I bought Bronze at TCAF a few years ago. Bronze is the second book in the Prism Knights. This is a short story of a knight and their running from voices and looping through their past, present and future. What I can't recall is whether you have to read the stories in order. I don't believe you do.
I enjoyed this idea of a stack of mattresses in the middle of an enchanted forest for a Knight to rest their body down after an awful fight. The book also had white pages with black lettering and black pages with white lettering. Which I believe this was to help differentiate what is written in the past, present and future. That being said, those are the only things I enjoyed.
When I finished the story, I was left quite flummoxed. Confused with the ending, I re-read the story to see if I could gain any new details that I might have glossed over the first time. Sadly, I didn't. I was still left unable to understand the ending.
Knowing that the story jumps from past to present, it was still an incredibly choppy read. It was hard to pick up and put down the book. The worst of this was the ending. I felt like we were thrust back and forth through time, with no flow. Any and all new information that we got was thrown at us. It never made the story clearer for the past or the future.

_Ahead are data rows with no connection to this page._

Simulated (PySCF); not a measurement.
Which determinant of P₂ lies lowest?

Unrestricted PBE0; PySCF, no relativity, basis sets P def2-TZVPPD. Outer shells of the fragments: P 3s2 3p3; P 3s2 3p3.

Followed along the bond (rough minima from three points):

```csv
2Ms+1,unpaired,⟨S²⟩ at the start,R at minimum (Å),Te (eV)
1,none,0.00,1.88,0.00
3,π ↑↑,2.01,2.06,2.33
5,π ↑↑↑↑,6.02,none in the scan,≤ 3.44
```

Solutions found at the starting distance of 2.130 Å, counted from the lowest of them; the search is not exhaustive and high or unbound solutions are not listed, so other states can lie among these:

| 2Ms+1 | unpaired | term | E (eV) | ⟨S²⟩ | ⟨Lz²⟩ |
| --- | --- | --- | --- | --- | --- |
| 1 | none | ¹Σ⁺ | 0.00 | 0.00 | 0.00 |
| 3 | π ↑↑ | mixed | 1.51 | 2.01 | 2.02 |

What I did find helped me understand why I left so flummoxed was the Note from the author at the end of the book. They state that they struggled with mental illness, and to quote, "these stories are very heavy-handed in this imagery."
Imagery is wonderful, it allows us as the reader to invent and create the look and feel of a place and characters in a story. It helps us relate to the characters. This is, sadly, to Bronze's detriment. Having the main storyline be written through heavy-handed imagery creates a lot of confusion. Key descriptions of important past plot events are left out entirely for multiple events in the story. What should have been a story loop to tie everything together was a vague, loose timeline. I found myself unable to put together the puzzle that Bronze was trying to create.